If you talk to me for even 10 minutes straight, it’ll probably come up that I really like (read: am completely addicted to) podcasts. I used to love a variety of blogs but it felt so overwhelming to keep up on the reading that I gave them up entirely. Much like I’ve mostly end up writing in mine. I have to give things up sometimes even if I love them. 

So to fill the void, I’ve turned to podcasts. Podcasting just works for me. I spend hours in the car every week and it’s the perfect “me time” to learn or laugh or grow or think or fill-in-the-blank. 

One of my favorites that I rarely recommend to others because it feels so random is The Simple Show from The Art of Simple. Does it have anything to do with my life? Not really. At least not on paper. I mean, what do I have in common with a mom of multiple kids who is pretty churchy and travels around the world? Like… I realized I was hooked when I spent an hour and a half long drive listening to her talk about how she organizes herself to homeschool her kids. I also once listened to a four part series about traveling around the world with kids. See? It should be so irrelevant to my life. 

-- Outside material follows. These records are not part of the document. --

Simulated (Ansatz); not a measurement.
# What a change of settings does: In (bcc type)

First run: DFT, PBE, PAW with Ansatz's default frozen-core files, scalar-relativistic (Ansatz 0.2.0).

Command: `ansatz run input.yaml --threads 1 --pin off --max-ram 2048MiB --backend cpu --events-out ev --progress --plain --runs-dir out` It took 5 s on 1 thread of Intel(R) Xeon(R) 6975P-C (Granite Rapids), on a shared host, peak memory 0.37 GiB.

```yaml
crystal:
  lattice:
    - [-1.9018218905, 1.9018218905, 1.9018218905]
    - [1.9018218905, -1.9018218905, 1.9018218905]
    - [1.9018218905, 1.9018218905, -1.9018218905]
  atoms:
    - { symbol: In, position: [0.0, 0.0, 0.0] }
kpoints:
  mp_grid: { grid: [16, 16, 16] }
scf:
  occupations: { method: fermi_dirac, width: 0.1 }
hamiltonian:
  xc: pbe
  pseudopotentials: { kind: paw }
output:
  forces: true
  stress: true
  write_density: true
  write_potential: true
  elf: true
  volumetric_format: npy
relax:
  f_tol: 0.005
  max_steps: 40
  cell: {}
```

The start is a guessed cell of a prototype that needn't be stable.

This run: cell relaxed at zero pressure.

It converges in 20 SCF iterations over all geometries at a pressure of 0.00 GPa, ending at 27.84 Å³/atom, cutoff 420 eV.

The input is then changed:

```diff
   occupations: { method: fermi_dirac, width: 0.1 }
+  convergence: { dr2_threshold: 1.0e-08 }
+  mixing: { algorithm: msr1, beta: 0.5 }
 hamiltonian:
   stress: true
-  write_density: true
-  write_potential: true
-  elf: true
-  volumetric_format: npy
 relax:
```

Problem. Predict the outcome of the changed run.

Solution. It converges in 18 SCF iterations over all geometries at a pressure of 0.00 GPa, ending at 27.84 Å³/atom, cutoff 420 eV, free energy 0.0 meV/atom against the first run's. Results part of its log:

But it’s my happy time… A guilty pleasure… A reset button. 
Today I attended a pretty emotional meeting over lunch where I had to say goodbye to some folks who had become dear friends. These people will remain in my life but I had to walk away from the group to which we all belong because I simply don’t have time. I’m stretched more thin than I’ve maybe ever been and this was something I felt I needed to give up. 
But I felt guilty. It’s hard to walk away from something that you once loved. Even if it was time. 

So back to The Simple Show. I threw on an older episode I hadn’t gotten to yet while I was driving back to the office. I didn’t even look at the title. And they started talking about walking away from things you love. And why you can’t feel guilty. And all of that. 

The episode was “Knowing When to Quit”

I’m not even kidding. 

Part of the episode talked about the difference between your life’s purpose and your role in life. If the role isn’t fitting that purpose you aren’t going to be happy. I haven’t felt so sure of a decision I’ve made in ages by the time I got done with those 30 minutes of wisdom. 

So on paper, it might not make any sense why I love it. But I do. It somehow speaks to me. Through the homeschooling and the travel and the Jesus-ing and the mommy stories and all of it. It just speaks to me. 

Maybe it’ll speak to you too. Maybe not. And that’s ok too.